Circle Nightclub NYC Closed – Mission Nightclub Grand Opening
All those who mourned (whether seriously or ironically) the closure of Korean nightclub Circle last weekend can take a pause: Turns out the owners of a massive new Chelsea nightclub opening next month called Mission are the same people who ran Circle.
Partner Bobby Kwak says that the real reason Circle closed was because they couldn’t afford the new lease asking price at the club, which was in an area that now has a Whole Foods and a SoulCycle. It’s working out better for them though, he says: Mission Nightclub, which opens on March 3 at 229 West 28th Street between Seventh and Eighth avenues, is slightly closer to K-Town, where many of their clientele party before and after going to the club anyway. It’s also bigger than Circle, he adds.
Mission won’t be that different from Circle. Like its predecessor, Mission will mimic clubs in Korea, with plates of cut up fruit for people who order bottle service and well-dressed men as servers instead of the cocktail waitresses more common at American clubs. A new and upgraded sound system will also be in place, as will a new lighting system. Otherwise, “a club is a club at the end of the day: lights, music, dancing, bars,” Kwak says.
Besides the superior space and the lost of the previous lease, the partners also decided to reopen a Korean nightclub elsewhere because “there’s a need for something like this,” he says. Circle had been around for a decade and was primarily a go-to club for Koreans, Korean Americans, and other Asians and Asian Americans. In an oral history about the club, website The Ringer calls it “an epicenter of Korean nightlife in New York.” It frequently sported long lines every weekend, had a location near Times Square, and was visited by celebrities like Usher, Anthony Bourdain, and Pharrell Williams — but was virtually unknown to people outside the community.

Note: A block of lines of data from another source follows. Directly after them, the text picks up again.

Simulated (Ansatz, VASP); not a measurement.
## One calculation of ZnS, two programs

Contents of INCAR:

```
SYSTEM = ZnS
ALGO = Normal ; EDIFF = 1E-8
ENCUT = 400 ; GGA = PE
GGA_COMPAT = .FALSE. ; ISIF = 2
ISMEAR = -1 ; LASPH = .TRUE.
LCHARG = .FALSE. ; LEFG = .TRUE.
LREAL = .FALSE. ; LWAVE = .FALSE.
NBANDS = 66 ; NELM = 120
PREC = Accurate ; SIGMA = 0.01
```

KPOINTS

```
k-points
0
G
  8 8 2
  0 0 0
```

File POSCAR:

Ultimately, the new club’s — ahem — mission will be the same as Circle, too: to be a place for Asians and Asian Americans.
“The Asian community, they hate to admit it, but they loved Circle,” Kwak says. “It’s like a safe haven for them. It’s kind of like Cheers. …that’s what Circle was to the Asian community. People were regulars were there because they felt a sense of comfort. They felt a sense of home. It was a place where people in the Asian community were able to connect with each other.”